DispatchBackend selected_backend() {
    static DispatchBackend selected = []() {
        const char* forced = std::getenv("CIOT_BACKEND");
        if (forced && std::strcmp(forced, "scalar") == 0) return DispatchBackend::Scalar;
        return DispatchBackend::Native;
    }();
    return selected;
}

the static lambda runs exactly once (the first time selected_backend is called) and the result is cached. every subsequent call is a load of a single integer. there is no per-matvec dispatch cost beyond that.

this design is intentional. proper runtime dispatch on x86, where one binary supports both avx-512 and avx2 hosts and picks at startup via cpuid, requires multi-object compilation with per-tu instruction sets, which the makefile does not currently set up. it is on the next-steps list. for now, you build the binary for the cpu you have. on arm you do not have this problem because there is essentially one neon for the cpus people actually use.

the part that took the longest. writing the neon kernel was about an evening. writing the avx2 kernel was another evening. writing the avx-512 kernel was about an hour once i found out mask registers existed. what took multiple days was getting the tail handling, alignment, row scale application, and bench_matvec warmup logic right so the timings i was reading were not lying to me.

the rest of the transformer

a kernel alone is not an inference engine. once the matvec is fast and correct, you have to build the surrounding ops out of pieces that are just as careful. ciot's surface area here is intentionally small:

rmsnorm           // 6 lines
rope_table_apply  // table lookup + 2 multiplies per pair
softmax_inplace   // 2 passes, max-subtract for stability
kv_cache_append   // memcpy
mha_attention_decode    // dot products + softmax + weighted sum
transformer_block_decode_mha  // ties it all together

rmsnorm is six lines. compute the rms, divide each element by it, multiply by a per-element gain.

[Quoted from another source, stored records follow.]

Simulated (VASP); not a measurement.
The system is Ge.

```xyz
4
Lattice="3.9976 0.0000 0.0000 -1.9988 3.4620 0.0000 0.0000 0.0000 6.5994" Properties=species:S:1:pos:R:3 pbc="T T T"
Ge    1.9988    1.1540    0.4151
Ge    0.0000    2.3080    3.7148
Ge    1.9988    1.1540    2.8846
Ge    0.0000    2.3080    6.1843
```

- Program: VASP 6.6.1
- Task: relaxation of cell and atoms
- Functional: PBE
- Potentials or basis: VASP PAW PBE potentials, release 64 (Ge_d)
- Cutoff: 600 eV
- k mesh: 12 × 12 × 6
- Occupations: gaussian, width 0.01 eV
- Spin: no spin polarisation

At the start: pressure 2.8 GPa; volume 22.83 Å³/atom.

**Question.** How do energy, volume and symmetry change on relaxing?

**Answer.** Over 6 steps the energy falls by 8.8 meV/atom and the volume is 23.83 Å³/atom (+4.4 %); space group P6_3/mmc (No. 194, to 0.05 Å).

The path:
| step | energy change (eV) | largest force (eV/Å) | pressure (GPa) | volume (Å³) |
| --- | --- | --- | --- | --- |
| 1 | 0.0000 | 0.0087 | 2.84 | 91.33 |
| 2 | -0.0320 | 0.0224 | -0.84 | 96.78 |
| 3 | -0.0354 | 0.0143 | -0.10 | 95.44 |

void rmsnorm(float* out, const float* x, const float* weight, std::uint32_t n, float eps) {
    float ss = 0.0f;
    for (std::uint32_t i = 0; i < n; ++i) ss += x[i] * x[i];
    const float inv_rms = 1.0f / std::sqrt((ss / n) + eps);
    for (std::uint32_t i = 0; i < n; ++i) out[i] = x[i] * inv_rms * weight[i];
}

no batch dimension. no running statistics. no learnable bias. layernorm-without-the-mean is enough.

rope is the part everyone worries about because rotary position embeddings involve a cos and a sin per dimension pair. that is fine at training time and a nightmare at decode time, where you call it 32 times per token through the stack. ciot's trick is to precompute the entire cos and sin table when the model loads:

for (pos = 0; pos < max_position; ++pos)
    for (i = 0; i < even_dim; i += 2)
        table->cos[pos*even_dim + i] = std::cos(pos * pow(theta, -i/even_dim));
        // same for sin

at runtime, applying rope is two multiplies and an add per dimension pair, sourced entirely from the table. zero transcendental functions in the hot path. the rope benchmark in the readme finishes a full 1024-dim rotation in 0.45 microseconds. it is statistically zero compared to the rest of the layer.

the kv cache is a flat buffer. one for keys, one for values. you append with memcpy. you attend by walking back through the buffer. for multi-head attention, the layout is interleaved by head so that the inner attention loop is a clean linear walk through memory rather than a strided one.

if you stored the cache token-major ([t0_h0_k, t0_h1_k, t1_h0_k, t1_h1_k, ...]), every key for a given head would be num_heads * head_dim floats apart. that is a strided load. the cpu prefetcher would still pull it, but you would waste cache lines on the keys you do not want, and on x86 the gather/scatter pattern would dominate the runtime. by grouping all of head 0's keys contiguously, the inner dot-product loop walks straight through memory and the hardware prefetcher does the right thing automatically.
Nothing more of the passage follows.